The X-Men are notorious for having some of Marvel’s most convoluted plot lines. How have you gone about picking and choosing which of those to keep and which of those to jettison as you’ve been putting Grand Design together?

Piskor: It’s all based on kind of my own tastes. Even as a boy I had trouble with a lot of the narrative stuff that happened in X-Men comics when I was younger. I remember thinking that maybe I’d understand it better when I was older, maybe I wasn’t smart enough yet. Maybe this is why I see adults reading this comic as well. But you know, I’ve revisited that stuff a lot and some of it just doesn’t work.

But another one of my major motivations with this book is that is that I really can’t point to an excellent comic to give somebody who’s interested in the X-Men, but never really gave it a shot because because no matter what, there’s all this baggage that comes with any issue you give them. So I’m kind of personally in the business of making the things I want to exist. That was that was the motivation with the Hip-Hop Family Tree comic, and [Grand Design] is something that I could present to a person who’s curious about the X-Men, but they don’t have the time, money, or the access to read 8,000 pages of comics.

X-Men: Grand Design Wants To Save Marvel’s Mutants From Themselves

What particular parts of X-Men history did you know you wanted to include in Grand Design? 

Piskor: So, the idea for the series is to try to get it all in there. Certainly, the easiest issue to put together is the third issue, because it covers the New X-Men when Colossus, Wolverine, and Storm were the new gimmick. I also wanted to get the new teams from Giant-Sized X-Men #1 up to the death of Phoenix. That’s just like the primo, Golden Age run — those 40 or 50 issues from like #94 to #137. So that was the fun stuff.

Now it’s an exercise in trying to get a lot of stuff into each issue, because not only do I have the X-Men to deal with, but I have New Mutants comics, I have X Factor right on the horizon. And that just adds to the research load to try to find an arc to make all this stuff work. So all the classic stuff is going to be here: “Days of Future Past,” the “Mutant Massacre,” “Follow the Mutants,” “X-Tinction Agenda.”

How, if at all, will Grand Design tie into Marvel’s other ongoing series? Or do you consider this a one-off?

Piskor: Having it be part of canon or something like that was never part of the discussion. I don’t know any of the current books that are happening — I just haven’t read any comics from the Big Two in, honestly, maybe 20 years. This is more of a standalone thing that I live and die by.

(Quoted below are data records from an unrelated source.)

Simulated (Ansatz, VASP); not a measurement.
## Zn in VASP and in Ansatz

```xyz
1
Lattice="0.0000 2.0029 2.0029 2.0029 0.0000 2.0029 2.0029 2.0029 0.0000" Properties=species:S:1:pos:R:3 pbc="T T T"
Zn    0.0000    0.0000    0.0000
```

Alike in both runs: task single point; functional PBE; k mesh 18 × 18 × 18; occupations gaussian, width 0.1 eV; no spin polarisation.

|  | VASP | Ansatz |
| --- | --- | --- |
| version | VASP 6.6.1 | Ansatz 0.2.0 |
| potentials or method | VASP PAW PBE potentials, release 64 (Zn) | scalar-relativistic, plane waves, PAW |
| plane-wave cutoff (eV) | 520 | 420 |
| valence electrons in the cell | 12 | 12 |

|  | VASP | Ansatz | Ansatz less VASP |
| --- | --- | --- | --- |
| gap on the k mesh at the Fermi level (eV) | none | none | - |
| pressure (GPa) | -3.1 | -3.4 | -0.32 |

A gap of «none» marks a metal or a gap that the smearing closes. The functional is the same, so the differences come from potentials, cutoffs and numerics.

If you had your druthers, who’s an X-Men character that you’ve always wanted to write, and what are your ideas for them?

Piskor: I do have some ideas here and there, but whenever I have some truly amazing ideas, my instinct is to always just make my own comic. I put on my writer hat and my letterer hat and my illustration hat and I can make something that I own lock, stock, and barrel. You said, “If I had my druthers, what would I do,” and it would literally be this project. I don’t know that I have anything else to give to Marvel. If I’m going to do work for hire, I’m only going to do dream projects, and this is the thing that came to mind. Maybe something else will come up in the future but I’m full steam ahead on this.

In working on Grand Design, you’ve been looking at how the X-Men characters evolved and developed their cultural staying power. What is it about the X-Men that’s made them the icons that they are today?

Piskor: I really can’t speak for much beyond his era, but the thing about Chris Claremont… he and his creative partners were extremely generous in kind of building a new wing on the Marvel enterprise. They created a lot of fresh characters and I just don’t know if that’s done in quite the same way.

In the comics, you mean?

Piskor: It seems that many creators have a bunch of books that they’re working on for the paycheck but then will do [much more] with their Image book that they own. And I think people are a little more withholding on the corporate stuff, which I understand. I don’t know that I would create new characters for the Big Two.

But I think that those guys back in the ’70s, ’80s, and early ’90s, I think they put so much of themselves into the work and they just exhausted their imaginations trying to bring a lot to the table. And it just really stuck.

X-Men: Grand Design Wants To Save Marvel’s Mutants From Themselves

Let’s talk about fans.

Piskor: Let’s.

There’s no way you’re finishing something like Grand Design without cutting things that some fans love. Have you prepared for the backlash?

Piskor: Whenever you take over a title, the fans want certain things. They want, like, Jean Grey to die and come back. It’s an arc you have to do because the fans demand it. Creatively, I’m pretty new to this to this world of mainstream fandom, so I’ve sort of battened down the hatches and removed some of the access to me.

Are there any parts of Grand Design that you think would get fans in their feelings about stuff in a negative way?

Piskor: Well, I mean there’s always that kind of fan that’s very by the numbers. For instance, when the project was first announced and people saw the cover of issue #1 — with Charles Xavier and his little motorised wheelchair he gets in the ’90s — a lot of people were like, “He did not have that chair back in 1963, get this guy out of here, he’s a charlatan, he doesn’t know what he’s doing.”

There’s nothing I can really say to this — I’m not even interested in participating. There are definitely a couple of moments where I change things up in a way that works for me and that’s ok. We’ve all got to remember that these are all words and lines on paper.


The first issue of X-Men: Grand Design is in stores today.

This interview has been edited and condensed for clarity.